“When we originally constructed the apartments here, the creek was about 20 feet (6.1 meters) further away,” explained Randy Humbert, President of the Residential Construction Division of Miller Valentine Group which owns this Dayton area apartment complex, Stonecreek Apartments.
“Over the past few years, the road was widened and some land was cleared up river, which caused the water volume in storm events to pick up,” Humbert said. “Sediment and realignment of the stream upstream put us in the crosshairs. Anytime there was a heavy rain, it just ate away at the stream bank-undercutting and caving it in and washing it away.”
“Residents had been losing green space over the last few years, but when the creek intrusion started affecting the parking lot and threatening the building foundations something had to be done,” continued Jeff Barrow, PE and President of Civil Solutions Associates of Cincinnati, Ohio.
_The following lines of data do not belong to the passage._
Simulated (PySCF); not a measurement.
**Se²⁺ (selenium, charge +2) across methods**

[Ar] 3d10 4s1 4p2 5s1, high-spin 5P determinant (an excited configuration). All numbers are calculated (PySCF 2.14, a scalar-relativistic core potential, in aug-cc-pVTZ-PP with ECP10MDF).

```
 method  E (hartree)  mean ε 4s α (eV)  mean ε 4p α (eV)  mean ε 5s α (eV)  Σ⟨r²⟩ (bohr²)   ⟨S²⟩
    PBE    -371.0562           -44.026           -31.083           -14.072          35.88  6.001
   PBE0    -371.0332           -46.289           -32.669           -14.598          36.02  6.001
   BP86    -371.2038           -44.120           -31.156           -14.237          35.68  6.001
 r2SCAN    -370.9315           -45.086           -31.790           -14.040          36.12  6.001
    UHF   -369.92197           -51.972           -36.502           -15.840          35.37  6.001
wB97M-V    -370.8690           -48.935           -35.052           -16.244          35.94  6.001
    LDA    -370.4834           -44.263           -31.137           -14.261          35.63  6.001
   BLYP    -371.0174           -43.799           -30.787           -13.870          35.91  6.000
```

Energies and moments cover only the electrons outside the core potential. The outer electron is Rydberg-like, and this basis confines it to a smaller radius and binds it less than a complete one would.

Just days before Christmas in 2011, the 12 units in the building closest to Holes Creek needed to be evacuated by order of the City of Moraine. Residents were able to move into other units on site, but finding a fast solution that would get residents back into their homes as soon as possible was a major priority. Holes Creek is under the jurisdiction of the US Army Corps of Engineers, so this project required USACE permits and approvals.
The owners and engineers working on the project chose Redi-Rock for several reasons:
- Gravity design: Since the stream had eroded to within 8 feet (2.4 meters) of the apartment building’s foundation, developers needed a way to stabilize the stream bank without encroaching on the building’s foundation or the adjacent parking lot. “We needed a block design that would allow us to create a 16 feet (4.9 meters) tall unreinforced slope so we used a wall design and restored the slope to pre-flood conditions,” Barrow said.The wall design included Redi-Rock 41 inch (1030 millimeter) gravity blocks, which weigh as much as a Budweiser Clydesdale, and Redi-Rock 9 inch (230 millimeter) setback blocks which increase the batter of a wall, allowing a higher gravity wall to be built. At the tallest point, the wall actually stands 19.5 feet (5.9 meters) tall, but the bottom 3-3.5 feet (.9 – 1.1 meters) are buried.
- Competitive pricing: “We looked at several other possibilities like a gabion basket wall or a steel pylon curtain wall, or rip rap. But when we ran the numbers, Redi-Rock was as economical as any of those other systems and quite frankly was easier to install,” Humbert said.In addition to competitive pricing, product availability played a major role in getting this project completed so quickly. Upon award, Redi-Rock Structures went into immediate production for the 9 inch (230 millimeter) setback blocks. In order to achieve the intended result, the production team led by Duane Connor worked nearly around the clock to complete the order in time.
- Fast installation: Redi-Rock blocks stack like giant Lego blocks using a small crew and a piece of heavy machinery. “Obviously speed of installation was important because we were working against nature. If a rainfall came and the stream rose quickly, it could have destroyed all the work we’d done and set us back even further,” Humbert said. Installation of 5,100 square feet (473.8 square meters) of Redi-Rock walls was completed in just 8 days to protect the building and parking lot. “Upon arrival to the site, Redi-Rock of Kentuckiana proved themselves once again with a flawless install. Stream reroute, dewatering, excavation, and installation was frankly remarkable. Their team understood the dynamics of the stream and the critical importance of the project,” explained Tim Turton, Managing Member of Redi-Rock Structures of OKI.
- Superior aesthetics: Humbert explained that even though creating an aesthetic wall wasn’t a primary goal of the project, “It was clearly a bonus that it’s a very nice looking wall.” For this project, the Cobblestone texture was chosen.
Barrow added: “The end product made a substantial impact and improved the overall image of the development. It turned the liability of an encroaching stream into a visual asset.”